Read other letters about this article
Preventive Detention Proposal #1
NPR: Proposal Offers Specifics On Preventive Detention
Ever since President Obama proposed holding terrorism detainees without trial, the debate over preventive detention has been growing. Now, NPR has the first look at a detailed legislative proposal to hold detainees indefinitely. The document comes from two experts outside of government, and it is already being discussed in the Obama administration....
Benjamin Wittes of the Brookings Institution and his co-author, Colleen Peppard, plan to release a proposed law as early as Friday. It works through many of the difficult questions the Obama administration has skirted until now. Wittes acknowledges it will be controversial....
Wittes' proposal has complicated restrictions on whom the detention system would apply to. U.S. citizens would not be part of the system. The president could detain only "an agent of a foreign power" against whom Congress has authorized the use of military force. The detainee would also have to be "a danger both to any person and to the interests of the United States."
In the first phase of detention, the president could pick up anyone who fits those criteria and hold the person for 14 days. If the president wanted to hold the person longer, a judge would have to approve.

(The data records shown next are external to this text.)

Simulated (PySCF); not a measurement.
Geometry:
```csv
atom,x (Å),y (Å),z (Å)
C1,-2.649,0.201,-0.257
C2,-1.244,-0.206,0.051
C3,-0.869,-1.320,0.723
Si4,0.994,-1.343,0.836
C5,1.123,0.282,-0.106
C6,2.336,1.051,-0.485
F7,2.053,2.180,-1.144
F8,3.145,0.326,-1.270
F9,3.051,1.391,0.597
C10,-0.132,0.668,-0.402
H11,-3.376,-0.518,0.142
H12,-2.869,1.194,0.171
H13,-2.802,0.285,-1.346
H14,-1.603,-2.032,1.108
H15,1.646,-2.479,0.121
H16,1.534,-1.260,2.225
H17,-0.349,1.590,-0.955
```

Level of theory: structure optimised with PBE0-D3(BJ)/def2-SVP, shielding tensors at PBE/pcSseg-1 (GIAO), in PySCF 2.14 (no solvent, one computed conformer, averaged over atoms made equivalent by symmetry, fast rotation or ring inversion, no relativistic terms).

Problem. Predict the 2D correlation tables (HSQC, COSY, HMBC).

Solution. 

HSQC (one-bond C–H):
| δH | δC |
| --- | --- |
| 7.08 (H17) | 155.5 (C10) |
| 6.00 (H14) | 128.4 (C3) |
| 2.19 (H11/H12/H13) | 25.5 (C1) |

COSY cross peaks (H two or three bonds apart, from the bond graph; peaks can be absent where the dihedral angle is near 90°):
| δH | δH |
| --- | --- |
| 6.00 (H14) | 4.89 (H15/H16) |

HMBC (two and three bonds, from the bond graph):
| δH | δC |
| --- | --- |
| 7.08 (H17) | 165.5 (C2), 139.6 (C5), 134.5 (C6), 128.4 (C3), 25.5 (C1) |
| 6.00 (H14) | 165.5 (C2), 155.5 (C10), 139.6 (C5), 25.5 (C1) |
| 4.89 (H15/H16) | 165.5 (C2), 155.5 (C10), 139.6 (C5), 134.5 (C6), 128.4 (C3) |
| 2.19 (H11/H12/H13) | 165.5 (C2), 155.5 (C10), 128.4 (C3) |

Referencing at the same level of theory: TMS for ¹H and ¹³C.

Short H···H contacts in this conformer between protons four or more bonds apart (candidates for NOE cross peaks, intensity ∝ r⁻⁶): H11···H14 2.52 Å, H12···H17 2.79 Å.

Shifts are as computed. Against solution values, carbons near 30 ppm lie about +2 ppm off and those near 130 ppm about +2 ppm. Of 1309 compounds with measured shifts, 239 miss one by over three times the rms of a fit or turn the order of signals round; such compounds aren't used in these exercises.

The detainee would have an attorney and hearsay evidence could be used against him, though not evidence obtained through coercion.
If a judge is persuaded that the detainee is a threat, the president could hold the detainee for six months. At the end of six months, the president could go back to the court and repeat the process.
Effectively, Wittes concedes, someone could be locked up forever as long as a court approves of the detention twice a year.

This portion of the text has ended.